I also recall the Asteroids game. I'm not sure when it got to England, but I don't recall it being mentioned as much as the other two. It was "Pac-Man, Space Invaders, Pac-Man, Space Invaders" from certain of my friends all day long (and probably night as well, given half a chance!)

"I'll just have a quick game," my pal Pete would say, eyeing Pac-Man as we found a table at the pub. It was always the same.

An hour later, I'd still be on my own at the table, probably on my third "Snakebite" and glumly listening to Toto Coelo or whatever on the jukebox. Don't get me wrong, I liked Toto Coelo, who didn't, but I hated the idea that my old schoolmate preferred Pac-Man's company to mine.

I loved the "Wacca-Wacca-Wacca" sound of Pac-Man - and thought the character refreshingly different, but was absolutely hopeless at it. Was just as bad at Space Invaders. So that was it. Me and my Snakebite - all alone and feeling blue...
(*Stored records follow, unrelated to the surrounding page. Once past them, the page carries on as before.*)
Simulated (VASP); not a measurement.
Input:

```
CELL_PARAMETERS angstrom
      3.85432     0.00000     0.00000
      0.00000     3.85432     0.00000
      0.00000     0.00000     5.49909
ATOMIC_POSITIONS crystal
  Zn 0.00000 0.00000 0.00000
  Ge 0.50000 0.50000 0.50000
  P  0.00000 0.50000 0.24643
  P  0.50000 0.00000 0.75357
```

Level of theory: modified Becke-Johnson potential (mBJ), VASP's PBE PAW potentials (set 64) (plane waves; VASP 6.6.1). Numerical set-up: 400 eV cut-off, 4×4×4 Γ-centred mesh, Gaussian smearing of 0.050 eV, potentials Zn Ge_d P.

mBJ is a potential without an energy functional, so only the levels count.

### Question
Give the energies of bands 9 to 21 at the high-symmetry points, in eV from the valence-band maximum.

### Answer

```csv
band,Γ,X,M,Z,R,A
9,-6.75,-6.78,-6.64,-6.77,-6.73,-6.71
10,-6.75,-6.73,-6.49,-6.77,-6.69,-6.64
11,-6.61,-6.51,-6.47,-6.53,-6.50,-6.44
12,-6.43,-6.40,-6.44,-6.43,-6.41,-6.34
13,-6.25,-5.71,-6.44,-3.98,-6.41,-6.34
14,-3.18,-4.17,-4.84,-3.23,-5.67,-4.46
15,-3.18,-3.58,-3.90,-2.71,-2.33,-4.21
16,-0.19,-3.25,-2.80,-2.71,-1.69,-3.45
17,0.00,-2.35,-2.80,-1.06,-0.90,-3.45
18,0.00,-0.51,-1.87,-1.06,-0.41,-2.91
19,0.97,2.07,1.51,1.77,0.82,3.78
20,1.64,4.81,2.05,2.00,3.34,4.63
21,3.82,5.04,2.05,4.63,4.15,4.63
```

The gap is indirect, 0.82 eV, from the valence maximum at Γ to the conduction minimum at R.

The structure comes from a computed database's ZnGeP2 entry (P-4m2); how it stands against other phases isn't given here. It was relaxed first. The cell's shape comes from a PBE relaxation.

More merchandise - this was ideal for carrying sardine and tomato paste sandwiches, tepid tea and a Marathon (comes up peanuts, slice after slice).

1980-2005 - an official Namco Pac-Man 25th anniversary sticker.

This article was originally posted in January 2008 and updated in March 2009.

1 comment:

  1. I was so hooked on Pacman. Me and my mate worked in a club outside Leeds on a Sunday morning cleaning the bar area. When we had finished the steward always gave us the key for consistent play until the club opened. I had a lump on my finger where I had been gripping the control lever. It was brilliant. This was the start of the technological revolution. Although it seems its here and now, it had to start somewhere. People laugh at such games, mobile phones and TV at the time. But it was really ground breaking. Think about it. the Channel 4 logo cost £1000.000 back then. Due to the level of technology involved. (had to be done in the US) Now can be done for a fraction of the cost.

    Good times.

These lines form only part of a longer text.